Profile of a Moderate Investor – Investment Personalities

There is no official or agreed-upon definition of a moderate investor (or any kind of investor). Investing is personal, and your ability to take risks depends on several factors. Even professional investment managers have differing views on exactly how much risk a moderate investor should take. However, moderate investors are generally described as “middle of the road” risk-takers. They are aware that the markets go up and down, and they’re okay with that — up to a point — if it means there’s potential for growth.

But a moderate investor is interested in growing money without losing too much. The goal is to balance out opportunities and risks, and the approach is sometimes described as a balanced approach. To grow investments, you’ll need to tolerate the ups-and-downs of stock markets. You can reduce that volatility and attempt to avoid major losses by using an investment mix that includes more stable investments.

If a moderate investor were to describe herself, here’s what you might hear:

I am a moderate investor. I want to invest in the stock markets, because I believe that I will be rewarded for taking some risk in the markets, but I don’t want to get too crazy. As a result, I’d like to take the “middle of the road”: not too aggressive, not too conservative. I know that my account value will go down occasionally, but I belive that over long periods (10 years, for example) the risk will pay off.
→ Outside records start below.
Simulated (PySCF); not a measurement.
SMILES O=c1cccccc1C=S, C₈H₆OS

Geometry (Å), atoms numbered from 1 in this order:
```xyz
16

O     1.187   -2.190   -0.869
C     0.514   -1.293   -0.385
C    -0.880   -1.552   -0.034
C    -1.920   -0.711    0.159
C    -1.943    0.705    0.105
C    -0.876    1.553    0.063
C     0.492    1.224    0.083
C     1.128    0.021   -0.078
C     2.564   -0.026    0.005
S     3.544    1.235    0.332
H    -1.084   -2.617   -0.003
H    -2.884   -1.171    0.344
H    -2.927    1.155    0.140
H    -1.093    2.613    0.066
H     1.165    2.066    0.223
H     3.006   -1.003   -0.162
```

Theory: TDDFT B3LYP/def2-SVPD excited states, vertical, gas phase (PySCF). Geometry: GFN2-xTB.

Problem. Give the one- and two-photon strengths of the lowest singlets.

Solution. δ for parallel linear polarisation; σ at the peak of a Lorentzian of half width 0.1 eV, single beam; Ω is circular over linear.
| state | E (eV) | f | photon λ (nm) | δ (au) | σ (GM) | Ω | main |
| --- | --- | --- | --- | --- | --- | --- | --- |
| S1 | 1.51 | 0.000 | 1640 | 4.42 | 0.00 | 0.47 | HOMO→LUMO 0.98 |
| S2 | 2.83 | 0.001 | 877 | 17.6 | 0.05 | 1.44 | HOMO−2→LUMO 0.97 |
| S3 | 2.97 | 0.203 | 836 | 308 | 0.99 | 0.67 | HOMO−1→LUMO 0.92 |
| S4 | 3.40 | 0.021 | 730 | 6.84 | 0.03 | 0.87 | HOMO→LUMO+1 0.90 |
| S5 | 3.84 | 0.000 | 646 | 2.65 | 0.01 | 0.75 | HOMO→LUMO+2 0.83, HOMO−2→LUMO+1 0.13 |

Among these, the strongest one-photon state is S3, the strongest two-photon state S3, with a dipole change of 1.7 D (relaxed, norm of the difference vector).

Investors often say “I want high returns with a low level of risk.” Unfortunately, that’s impossible. Diversification can certainly improve your chances, but you ultimately need to decide if you want one or the other (or if you’re happy with a moderate level of risk).

Moderate Investment Mix

BalanceModerate investors, also known as balanced investors, typically use a mixture of stocks and bonds. They might be roughly 50/50 or 60/40. That is: 60% of their assets might be in stocks (large companies, small companies, overseas stocks, etc) while 40% of assets are in bonds (including government and agency bonds, corporate bonds, high-yield bonds, foreign issues, etc).

A moderate portfolio model typically looks like:

  • 20% Large-cap
  • 8% Mid-cap
  • 8% Small-cap
  • 20% Overseas developed nations
  • 4% Emerging markets
  • 40% Diversified fixed-income

This approach gives them a decent amount of exposure to the stock market without the risks of a 100% stock portfolio. The bond portion helps to smooth out the ups and downs of the stock market, and can provide some income and “total return” (all of which might be reinvested for future growth).

You can also have somebody else diversify your money for you. Target-date funds and target risk funds invest in numerous investments (while you only select one investment). They may even be called “moderate” funds — but it’s worth examining the underlying investment mix to make sure it meets your needs.

Risks of Being a Moderate Investor

A moderate portfolio is designed to balance out risks, but still accept some risks. Because roughly half of the portfolio is in the stock market, investors can still lose substantial amounts of money when the market goes down. Moderate investors can also have either too much or too little in stocks. For an investor who is willing and able to take more risk, perhaps they should have more than half of their portfolio in the stock markets (with the hope of getting more growth and outpacing inflation). A different investor, who is less able to tolerate risk, is probably pushing it by having half of their money in stocks. Just because something is 50/50 doesn’t mean it’s a good mix. Why not 70/30 or 30/70?

Finally, balanced investors need to remember that bonds are not risk-free investments. In 2008, for example, balanced funds suffered badly, as both the stock and bond portion of these portfolios lost value. In addition, even “safe” bonds can lose money when interest rates rise.

Other Types of Investors

Moderately aggressive (or just aggressive) investors are higher-risk investors than moderate investors. Those investors own even more stock, and they’re willing to put up with even more market volatility. Of course, the only reason to to so is the hope of better returns over the long term.

Moderately conservative investors are lower-risk investors. They prefer to reduce volatility even more, so they have higher allocations to bonds, cash, and other investments that don’t behave exactly like stocks.